When your public approval rating has hovered at or below 20 percent for the last several years, maybe the last thing you should be doing is maligning other government institutions. That didn’t stop a group of Senators from spending several hours doing just that today during a joint hearing involving the Senate Budget and Homeland Security and Government Affairs Committees. The joint hearing was nominally about a nonsense regulatory reform proposal called “regulatory budgeting” (for more on that, see here), but it quickly devolved into a no-holds-barred hate session directed at federal agency employees, as the upright and honorable members of the “world’s greatest deliberative body” repeatedly attacked the prevailing “culture” at agencies.
The term “culture” was repeated dozens of times throughout the hearing, as the conservative members of the committee waxed patronizingly about the need to change the “culture” at agencies. The Republican Senators and their witnesses used the term as a thinly veiled code word to denote what they perceive as the personal and moral failings of government workers. In short, they see government workers as stupid and out of touch with reality. Worse still, they have no practical experience with running a business. According to the Senators, government workers are at best little more than automatons that churn out oppressive regulations with no appreciation for the harmful consequences they inflict upon John Q. Small-Business-Owner. At worst, they are ideological zealots, drunk with power and hell-bent on destroying our capitalist society.
These caricatures couldn’t be further from the truth, of course. Government workers are no different from everyone else. They have families. They are active in their communities. They are in touch with reality, at least as much as the Senators. And when they show up to work each day, the vast majority of them do the best job they can under some very difficult circumstances to advance the public interest.
When members of Congress level personal attacks against public servants, it should outrage us all. After all, they are often doing precisely what previous congresses have told them to do, and their only crime is doing that job well. Virtually every other country on earth would dream of having a public workforce as talented and professional as our own.
But, public servants can’t defend themselves very easily, so they are a popular target for elected officials. In many cases, elected officials use these attacks to distract attention from or deflect blame for their own failings.
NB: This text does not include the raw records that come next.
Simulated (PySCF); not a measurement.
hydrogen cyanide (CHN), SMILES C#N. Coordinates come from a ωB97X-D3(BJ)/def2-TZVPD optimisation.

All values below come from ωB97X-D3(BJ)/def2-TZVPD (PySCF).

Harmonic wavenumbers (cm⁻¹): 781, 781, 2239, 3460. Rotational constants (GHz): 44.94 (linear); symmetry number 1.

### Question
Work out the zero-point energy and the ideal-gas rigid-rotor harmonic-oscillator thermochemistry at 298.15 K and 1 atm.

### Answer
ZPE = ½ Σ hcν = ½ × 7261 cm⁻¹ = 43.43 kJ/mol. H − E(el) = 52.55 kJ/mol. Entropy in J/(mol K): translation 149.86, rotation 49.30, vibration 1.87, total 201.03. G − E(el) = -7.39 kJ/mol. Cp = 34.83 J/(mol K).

We frequently hear about the abysmally low job satisfaction rates among federal employees. A survey released last December found that the average job satisfaction rate among all federal employees has fallen for four straight years to a score of 56.9 out of a 100. It’s not hard to see why this score is so low. They haven’t received a pay raise in years. Employment benefits, including health care and pensions, are being eliminated or significantly curtailed. Agency budgets are being cut year-after-year. Staffing levels have drastically reduced with the result that many employees are doing the job of two or even three people. And as today’s disgrace of hearing demonstrated, many members of Congress are all too happy to criticize public servants for simply doing their jobs.
Most federal employees could be making a lot more money under a lot better circumstances in the private sector. So, why don’t they? For many, it’s because of their commitment to the public service and the mission of the agency they work for. It seems to me these workers deserve at least some praise, not more unfounded condemnation.